In this article, Data Handling using Pandas-I you will learn about the Python Pandas data structure series.
Topics Covered
Introduction to Python Libraries
Python libraries are in-built Python modules that allow performing system-related operations, IO operations, data analysis, and some other standard operations. Pandas library is used for data analysis.
Introduction to Data handling using Pandas-I
Important points for pandas:
- Pandas word derived from PANel DAta System.
- It becomes popular for data analysis.
- It provides highly optimized performance with back-end source code purely written in C or Python.
- It makes a simple and easy process for data analysis.
Pandas offer two basic data structures:
- Series
- DataFrame
To work with pandas import the pandas library and create one object using one of these statements:
import pandas
import pandas as pd
from pandas import Series, DataFrame
Looking for questions on the series? Follow this link:
Data handling using Pandas-I Series
Series is an important data structure of pandas. It represents a one-dimensional array, containing an array of data. It can be any type of NumPy data. Basically series has two main components:
- An Array (Values)
- An index associated with an array (labels)
Example:
Task 1 Creating Series
The Series() function from the pandas module is used to create a series.
Example:
import pandas as pd
ser1=pd.Series()
An empty panda series has float64 data type.
Creating non-empty series
In non-empty series data and index will be supplied while creating series. Here data can be one of these data types:
- A python sequence
- An ndarray
- A dictionary
- A scalar value
- Equi-space Elements
- Repeated list
Creating series with a python sequence (Data handling using Pandas-I)
range() function is used to generate a series with python pandas.
import pandas as pd
s=pd.Series(range(5))
print(s)
In the above screenshot, a series is created with float numbers. Observe this code:
import pandas as pd
s=pd.Series([3.5,6.5,7.5,4.5,8.0])
print(s)
Series can be also created using a list of characters. Observe this series of vowels.
import pandas as pd
s=pd.Series(['a','e','i','o','u'])
print(s)
Output:
A series can be also created using a list of words/names. Let’s have a look at this code:
import pandas as pd
s=pd.Series(['alpha','beta','gama'])
print(s)
Creating Series with ndarray (Data handling using Pandas-I)
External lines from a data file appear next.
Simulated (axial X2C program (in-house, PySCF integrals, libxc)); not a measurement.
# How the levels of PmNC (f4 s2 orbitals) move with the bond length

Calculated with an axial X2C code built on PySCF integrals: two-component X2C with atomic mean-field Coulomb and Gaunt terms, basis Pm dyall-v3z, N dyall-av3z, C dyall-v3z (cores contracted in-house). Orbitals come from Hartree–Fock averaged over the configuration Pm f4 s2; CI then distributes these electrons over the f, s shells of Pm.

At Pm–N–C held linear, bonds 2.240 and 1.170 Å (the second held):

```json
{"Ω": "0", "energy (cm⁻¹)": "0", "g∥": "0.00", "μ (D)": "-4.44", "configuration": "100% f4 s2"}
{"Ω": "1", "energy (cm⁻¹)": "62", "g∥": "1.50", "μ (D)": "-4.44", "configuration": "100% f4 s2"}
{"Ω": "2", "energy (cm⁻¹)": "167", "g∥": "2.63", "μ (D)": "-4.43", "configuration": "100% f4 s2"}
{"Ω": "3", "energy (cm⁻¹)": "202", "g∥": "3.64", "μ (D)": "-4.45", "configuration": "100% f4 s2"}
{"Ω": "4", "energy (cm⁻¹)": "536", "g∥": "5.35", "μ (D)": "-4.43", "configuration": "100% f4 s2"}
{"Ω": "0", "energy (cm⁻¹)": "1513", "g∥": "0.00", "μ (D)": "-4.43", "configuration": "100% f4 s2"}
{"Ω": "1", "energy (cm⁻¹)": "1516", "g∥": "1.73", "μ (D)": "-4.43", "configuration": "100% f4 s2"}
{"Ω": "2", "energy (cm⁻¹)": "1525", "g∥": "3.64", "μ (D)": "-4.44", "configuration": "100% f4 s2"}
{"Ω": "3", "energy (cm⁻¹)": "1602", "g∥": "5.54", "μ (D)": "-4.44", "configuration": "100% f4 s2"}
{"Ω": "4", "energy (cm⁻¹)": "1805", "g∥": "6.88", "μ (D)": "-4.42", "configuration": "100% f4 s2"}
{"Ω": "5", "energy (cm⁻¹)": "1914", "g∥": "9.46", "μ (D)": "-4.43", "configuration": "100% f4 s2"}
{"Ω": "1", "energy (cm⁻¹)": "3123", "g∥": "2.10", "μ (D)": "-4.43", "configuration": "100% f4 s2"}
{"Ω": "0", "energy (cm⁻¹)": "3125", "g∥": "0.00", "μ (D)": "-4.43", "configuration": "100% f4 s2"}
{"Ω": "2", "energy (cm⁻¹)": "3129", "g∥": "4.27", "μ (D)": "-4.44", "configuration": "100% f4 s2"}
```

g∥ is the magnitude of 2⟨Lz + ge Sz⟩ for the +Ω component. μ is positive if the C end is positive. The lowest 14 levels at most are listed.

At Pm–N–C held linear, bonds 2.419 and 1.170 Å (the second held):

Creating a series from ndarray named nda. An array of odd numbers between 1 to 10 is created through the arange() function.
import pandas as pd
import numpy as np
nda=np.arrange(1,10,2)
s=pd.Series(nda)
print(s)
The arange() function also useful for creating a series with decimal step values such as 0.5, 0.8 etc. Observe this code:
import pandas as pd
import numpy as np
s=pd.Series(np.arange(0.5,5.5,0.5))
print(s)
Output:
Creating a series with a dictionary
Crating series from Dictionary object and storing first three days of the week in series. when a series is created using a dictionary, the dictionary keys become an index of a series by default.
import pandas as pd
d={'Monday':1,'Tuesday':2,'Wednesday':3}
s=pd.Series(d)
print(s)
Creating a series with a scalar value
Series created with scalar value 5. When a series is created using a scalar value, the index must be specified.
import pandas as pd
s=pd.Series(5,index=range(1,5))
print(s)
Task 2 Specifying NaN values in the series
Specified NaN at the index 1. If the data value for the series is unknown, python assigns the value as NaN (Not a Number). There are two methods to assign NaN: np.NaN and None in the sequence.
import pandas as pd
import numpy as np
#Method1
s=pd.Series([1,np.NaN,4,np.NaN,8,9])
#Method 2
s=pd.Series([1,None,4,None,8,9])
print(s)
Output:
Task 3 creating series and specifying index
In the above example, two lists were created for train numbers and train names. Train no list assigned as data and train name assigned as indexes.
import pandas as pd
tr_no=[19708,14708,19115,14155]
tr_name=['Aravali Express','Ranakpur Express','Sayaji Nagari Express','Kutch Express']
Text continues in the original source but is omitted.